I recently meet up with local rap sensation Wax, whose raunchy hit “Rosana” is all over radio and YouTube. (Its equally raunchy video is below.) We're at Melgard Public House, and I'm informed that I just missed something newsworthy. “Just before you got here, there was a homeless guy that pulled down his pants and showed his penis,” says the MC, whose real name is Michael Jones. “I got way too good a look at that shit. It was crazy.”
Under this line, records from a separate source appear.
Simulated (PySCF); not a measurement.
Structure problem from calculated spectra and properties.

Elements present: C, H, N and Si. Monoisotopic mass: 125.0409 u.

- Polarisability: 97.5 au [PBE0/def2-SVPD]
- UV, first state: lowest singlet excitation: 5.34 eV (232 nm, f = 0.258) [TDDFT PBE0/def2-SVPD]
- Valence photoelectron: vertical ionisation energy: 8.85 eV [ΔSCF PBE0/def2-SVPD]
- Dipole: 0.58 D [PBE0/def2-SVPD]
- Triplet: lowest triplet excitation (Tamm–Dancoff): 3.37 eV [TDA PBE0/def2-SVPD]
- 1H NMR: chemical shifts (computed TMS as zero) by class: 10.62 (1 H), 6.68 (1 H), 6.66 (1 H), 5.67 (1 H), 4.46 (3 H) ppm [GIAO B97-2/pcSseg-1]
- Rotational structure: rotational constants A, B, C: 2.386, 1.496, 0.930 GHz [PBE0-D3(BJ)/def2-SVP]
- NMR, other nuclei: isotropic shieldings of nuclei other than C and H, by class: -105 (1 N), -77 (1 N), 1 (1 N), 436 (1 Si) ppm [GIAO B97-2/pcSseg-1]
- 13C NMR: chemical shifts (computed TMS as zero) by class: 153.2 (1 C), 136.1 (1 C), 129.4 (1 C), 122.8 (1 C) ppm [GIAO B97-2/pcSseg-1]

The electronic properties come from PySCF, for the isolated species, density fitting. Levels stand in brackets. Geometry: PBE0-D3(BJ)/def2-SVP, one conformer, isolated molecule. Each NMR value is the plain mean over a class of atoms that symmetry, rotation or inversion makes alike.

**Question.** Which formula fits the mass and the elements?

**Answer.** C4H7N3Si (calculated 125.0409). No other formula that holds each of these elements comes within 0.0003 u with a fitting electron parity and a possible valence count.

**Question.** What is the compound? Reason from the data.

The 33-year-old D.C. area native is Cuban and Irish. He's evolved over the years, from the lead singer and guitarist of MacGregor — a funk- and hip-hop-influenced jam band — and political science major at University of Maryland into an L.A.-based solo rapper with a penchant for funny lyrics and zany Internet videos. He was signed by Def Jam early last year, and Rosana — “Rosana/ Freaky little mama/ She be trying to fuck all day” — has 2.6 million views. In front of his Sunset Strip Music Festival performance tomorrow we sat down with him over an extra-tall mug of Stone IPA to discuss drugs, women and online haters.

Was it hard to concentrate on set of “Rosana” with Playboy model Melissa Soria dancing around half-naked?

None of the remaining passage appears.